Have You Ever?
You’re at a new restaurant with some friends and having a great time. You’ve been so busy talking and catching up that you haven’t paid much attention to the menu. When you open it up, there are pages and pages of choices. Should you go with something you know you’ll like, something that sounds interesting, or what your friends are getting? While you’re still reading, the server comes over to your table and starts taking orders. It’s suddenly your turn, and in a panic, you blurt out something safe. When the food comes out, you see what meals your friends got and immediately regret your choice. Why did you get so overwhelmed? What caused you to order a meal that you didn’t really want?
Economic decision-making can be affected by several outside factors. How a person feels, their preferences, their buying history, and other characteristics all affect consumption. Sometimes these external factors make a consumer’s decision harder. In the restaurant scenario, the time pressure of the server and the huge variety of options caused the consumer to become overwhelmed, make a rushed decision, and regret it later. This is an example of what economists call choice overload.
Definition: Choice Overload
Choice overload occurs when a consumer faces too many options and fails to make the most rational choice. The complexity of the decision-making process makes it harder to make the right choice, which leaves the buyer feeling dissatisfied. Choice overload can be caused by a few different factors like a lack of time, too much similarity between options, a chaotic presentation, or a lack of consumer preferences. These kinds of pressures can cause shoppers to get worked up and either regret their decision, choose a safe default option, or postpone the decision altogether.
How It Works
In 2000, researchers Iyengar and Lepper conducted a choice overload experiment about jam. They set up a jam stand at a local farmers market. Some days, the stand would offer 24 different jams, but on other days, there would only be six jams. After several weeks of conducting the experiment, Iyengar and Legger concluded that the stand with more variety generated more interest from shoppers. However, the jams among the 24 options were ten times less likely to sell than the jams presented as one of six options. While having a lot of choices may seem appealing at first, it actually decreases the chance of a purchase.
But wait, aren’t consumers supposed to like having a lot of options? Alvin Toffler, who developed the idea of choice overload, stated that for some goods, having choices doesn’t negatively affect decision-making. For example, people appreciate that grocery stores are stocked with a huge selection of different foods. There are some conditions where choice overload doesn’t apply. First, if the good is something that the consumer has purchased before or has prior knowledge about, choice overload can be negated. For example, even if someone has never been to a particular sandwich shop, the parts of a sandwich aren’t new to them. Second, goods that are purchased in a low-pressure environment lower choice overload. In other words, shopping in an organized store with plenty of time is easier than a cluttered store with limited time. Finally, goods that consumers already have preferences on can offer a wide selection without causing choice overload. This means it’s more stressful to buy wine than chips for a party, regardless of the number of options in each decision, because we have strong opinions on chip varieties.

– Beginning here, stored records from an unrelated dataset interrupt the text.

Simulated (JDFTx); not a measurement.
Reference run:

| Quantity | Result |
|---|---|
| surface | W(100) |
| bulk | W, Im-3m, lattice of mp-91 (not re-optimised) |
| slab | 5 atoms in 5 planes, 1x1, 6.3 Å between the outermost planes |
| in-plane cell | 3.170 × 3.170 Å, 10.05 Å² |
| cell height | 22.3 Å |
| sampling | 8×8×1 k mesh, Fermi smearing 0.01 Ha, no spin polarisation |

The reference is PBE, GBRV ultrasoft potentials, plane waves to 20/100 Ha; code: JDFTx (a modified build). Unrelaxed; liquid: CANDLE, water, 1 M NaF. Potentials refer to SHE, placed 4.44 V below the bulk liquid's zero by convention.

Another factor that combats choice overload is brand names. Even when given a large number of options, consumers can still feel satisfied and confident with their decision if the alternatives are associated with familiar brands. Through advertising, previous experiences, or general popularity, consumers feel like they understand the other options. This is true even if the customer hasn’t actually tried the product enough to form a preference. For example, if name brand and generic sodas were each offered to customers, shoppers would feel more satisfied buying a brand name, even if they never tried any of the options. Brand names appear more familiar.
So far, we have discussed choice overload in the context of stores and restaurants, but it can also apply to larger purchases. Most adults have experienced choice overload when shopping for things like Internet providers or phone plans. The alternatives have different costs, contract lengths, quality, services, and features which complicates the choice. With the Internet, consumers have access to more information to make decisions and resources to guide them. However, online shopping also provides consumers with more options and conflicting information. Some sites offer confusing information to get consumers to just continue buying their service because shopping is too difficult. So in the future, when making big purchases, be sure to seriously weigh all the options but realize that there will never be a perfect choice. Choice overload affects people because they believe that out of all of the options available, there is an ideal selection, and we might miss it. However, that is not always the case, and we can spend too much time searching for a nonexistent choice.